Home State Jurisdiction over Corporate Harms at Sea in Fisheries in Southeast Asia

Dita Liliansa

Dita Liliansa’s latest article, “Home State Jurisdiction over Corporate Harms at Sea in Fisheries in Southeast Asia,” has just been published in Ocean Development and International Law as part of the Special Issue on Protection of Fishers in Southeast Asia under International Law. The publication stems from a collaboration between the CIL NUS and UNSW Sydney and is available open access: https://doi.org/10.1080/00908320.2026.2614582.

The article examines how modern slavery in capture fisheries is sustained not only by abusive practices on board fishing vessels, but also by a wider network of corporate actors — particularly those engaged in transshipment — that enable vessels to remain at sea and evade oversight. It argues that the existing law of the sea framework, anchored in flag and coastal state jurisdiction, leaves significant accountability gaps when those states are unable or unwilling to act.

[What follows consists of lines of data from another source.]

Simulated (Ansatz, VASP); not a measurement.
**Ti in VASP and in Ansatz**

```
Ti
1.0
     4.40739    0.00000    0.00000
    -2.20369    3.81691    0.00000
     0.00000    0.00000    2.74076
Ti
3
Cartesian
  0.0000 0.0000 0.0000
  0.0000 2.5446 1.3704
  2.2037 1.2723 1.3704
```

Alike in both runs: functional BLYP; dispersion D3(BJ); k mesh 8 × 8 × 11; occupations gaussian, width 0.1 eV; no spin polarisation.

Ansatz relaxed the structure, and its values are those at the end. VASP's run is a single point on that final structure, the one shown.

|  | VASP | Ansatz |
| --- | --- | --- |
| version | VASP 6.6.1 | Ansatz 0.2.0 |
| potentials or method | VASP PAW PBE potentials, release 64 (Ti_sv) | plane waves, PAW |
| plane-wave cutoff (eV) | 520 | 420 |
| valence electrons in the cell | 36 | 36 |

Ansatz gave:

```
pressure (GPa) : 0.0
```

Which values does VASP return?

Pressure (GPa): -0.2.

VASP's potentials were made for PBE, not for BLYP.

Focusing on Southeast Asia, the article advances a doctrinal argument that home states have a due diligence obligation to protect against human rights abuses committed abroad by their nationals, including corporate actors engaged in fishing-related activities at sea. It contends that prescriptive jurisdiction is concurrent and shared, and that home states must operationalize this obligation through domestic regulatory and enforcement measures. By bridging the law of the sea with international human rights law, particularly the UN Guiding Principles on Business and Human Rights, the article seeks to close jurisdictional gaps and ensure that responsibility extends beyond the vessel to the broader corporate networks that sustain exploitation at sea.